Skip to main content

DocuMine Documentation

Extract term contained in an entity dictionary

When searching to extract one of numerous potential matches, create an entity with dictionary in DocuMine. This allows for the creation of rules that extract applicable dictionary matches from documents/layout elements.

For detailed information on creating an entity with a dictionary, please see Entities and Non-dictionary vs. dictionary entities.

The following rule serves as an example. It targets sections containing animal species, extracts them, and creates the respective entitiess.

The following rule serves as an example. It targets sections that contain animal species, extracts the species, and creates the respective entities for them.
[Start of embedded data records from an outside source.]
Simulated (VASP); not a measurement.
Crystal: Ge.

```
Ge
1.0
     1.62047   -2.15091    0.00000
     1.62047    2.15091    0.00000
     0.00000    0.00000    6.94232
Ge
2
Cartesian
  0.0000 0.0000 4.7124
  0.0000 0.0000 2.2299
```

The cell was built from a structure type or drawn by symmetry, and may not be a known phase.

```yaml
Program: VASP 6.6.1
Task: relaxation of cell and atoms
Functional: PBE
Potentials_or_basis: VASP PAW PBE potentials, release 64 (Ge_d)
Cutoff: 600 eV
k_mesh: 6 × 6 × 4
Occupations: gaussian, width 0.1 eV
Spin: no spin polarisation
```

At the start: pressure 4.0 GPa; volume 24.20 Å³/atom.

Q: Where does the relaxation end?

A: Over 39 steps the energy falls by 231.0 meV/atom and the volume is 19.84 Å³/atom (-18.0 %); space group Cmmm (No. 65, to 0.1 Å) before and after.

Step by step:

To make your rule work, you need a representation of the entity (“species”) that your rule can refer to: Create a “species” entity in the DocuMine settings, and fill its dictionary with the animal species you want to detect in your documents.

rule "DOC.5.2: Species"
    when
        FileAttribute(label == "OECD Number", valueEqualsAnyOf("402","403"))
        $section: Section(hasEntitiesOfType("species"))
    then
        $section.getEntitiesOfType("species").forEach(entity -> {
            entity.apply("DOC.5.2", "Species found.");
            entity.setValue(entity.getValue().toLowerCase());
        });
    end

Syntax

Explanation

rule "T.5.0"

Name of the rule

Each rule must have a unique name. For further information, please see Rule naming.

FileAttribute(label == "OECD Number", valueEqualsAnyOf("402","403"))

Specifies that the rule applies to documents with the “OECD Number” file attribute value “402” or “403”.

$section: Section(hasEntitiesOfType("species"))

Targets sections that contain entities of the type “species” and binds them to the “$section” variable.”

$section.getEntitiesOfType("species").forEach(entity -> {...});

Iterates over each entity of type "species" in the matched sections and applies the specified actions to each entity.

entity.apply("DOC.5.2", "Species found.");

Applies the "DOC.5.2" identifier and the message "Species found." to each entity created.

entity.setValue(entity.getValue().toLowerCase());

Modifies the value of each matched entity to lowercase.

Notice

For further information about the methods listed in the table, please refer to the Javadoc.